If you want UCS-2 (aka UTF-16 without surrogates) data I can give you gigabytes of files in tmx format.
May 30
On 5/30/17 5:57 PM, Patrick Schluter wrote:
> On Tuesday, 30 May 2017 at 21:18:42 UTC, Steven Schveighoffer wrote:
>> On 5/26/17 11:20 AM, John Colvin wrote:
>>> On Friday, 26 May 2017 at 14:41:39 UTC, John Colvin wrote:
>>>> [...]
>>>
>>> This version also has the advantage of being (discounting any bugs in
>>> iopipe) correct for arbitrary unicode in all common UTF encodings.
>>
>> I worked a lot on making sure this works properly. However, it's
>> possible that there are some lingering issues.
>>
>> I also did not spend much time optimizing these paths (whereas I spent
>> a ton of time getting the utf8 line parsing as fast as it could be).
>> Partly because finding things other than utf8 in the wild is rare, and
>> partly because I have nothing to compare it with to know what is
>> possible :)
>
> If you want UCS-2 (aka UTF-16 without surrogates) data I can give you
> gigabytes of files in tmx format.

The data I can (and have) generated from UTF-8 data. I have tested my byLine parser to make sure it properly splits on "interesting" code points in all widths. UTF-16 data without surrogates should probably work fine. I haven't tuned it though like I tuned the UTF-8 version. Is there a memchr for wide characters? ;)

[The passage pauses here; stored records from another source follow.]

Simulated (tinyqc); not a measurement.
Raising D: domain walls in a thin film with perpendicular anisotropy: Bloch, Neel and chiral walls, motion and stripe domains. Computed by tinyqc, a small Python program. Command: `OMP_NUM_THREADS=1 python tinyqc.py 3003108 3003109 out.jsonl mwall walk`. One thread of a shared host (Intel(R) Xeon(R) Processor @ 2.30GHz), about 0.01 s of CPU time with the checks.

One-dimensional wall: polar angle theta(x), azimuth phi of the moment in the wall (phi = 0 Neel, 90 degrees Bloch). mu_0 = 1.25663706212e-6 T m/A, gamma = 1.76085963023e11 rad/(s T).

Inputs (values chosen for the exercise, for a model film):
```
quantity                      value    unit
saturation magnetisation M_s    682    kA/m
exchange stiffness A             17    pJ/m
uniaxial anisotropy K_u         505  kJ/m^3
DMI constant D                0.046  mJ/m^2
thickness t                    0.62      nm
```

What I really haven't done is compared my line parsing code with multi-code-unit delimiters against one that can do the same thing. I know Phobos and C FILE * really can't do it. I haven't really looked at all in C++, so I should probably look there before giving up.

-Steve
May 31
On Tuesday, 30 May 2017 at 22:31:50 UTC, Steven Schveighoffer wrote:
> On 5/30/17 5:57 PM, Patrick Schluter wrote:
>> On Tuesday, 30 May 2017 at 21:18:42 UTC, Steven Schveighoffer wrote:
>>> On 5/26/17 11:20 AM, John Colvin wrote:
>>>> On Friday, 26 May 2017 at 14:41:39 UTC, John Colvin wrote:
>>>>> [...]
>>>>
>>>> This version also has the advantage of being (discounting any bugs in
>>>> iopipe) correct for arbitrary unicode in all common UTF encodings.
>>>
>>> I worked a lot on making sure this works properly. However, it's
>>> possible that there are some lingering issues.
>>>
>>> I also did not spend much time optimizing these paths (whereas I spent
>>> a ton of time getting the utf8 line parsing as fast as it could be).
>>> Partly because finding things other than utf8 in the wild is rare, and
>>> partly because I have nothing to compare it with to know what is
>>> possible :)
>>
>> If you want UCS-2 (aka UTF-16 without surrogates) data I can give you
>> gigabytes of files in tmx format.
>
> The data I can (and have) generated from UTF-8 data. I have tested my byLine parser to make sure it properly splits on "interesting" code points in all widths. UTF-16 data without surrogates should probably work fine. I haven't tuned it though like I tuned the UTF-8 version. Is there a memchr for wide characters? ;)
>
> What I really haven't done is compared my line parsing code with multi-code-unit delimiters against one that can do the same thing. I know Phobos and C FILE * really can't do it. I haven't really looked at all in C++, so I should probably look there before giving up.
>
> -Steve

In any case, you can download the dataset from [1] if you like. There are several 100 Mb big zip files containing a collection of tmx files (translation memory exchange) with European Legislation. The files contain multi-alignment texts in up to 24 languages. The files are encoded in UCS-2 little-endian. I know for a fact (because I compiled the data) that they don't contain characters outside of the BMP. The data is public and can be used freely (as in beer).
When I get some time, I will try to port the java app that is distributed with it to D (partially done yet).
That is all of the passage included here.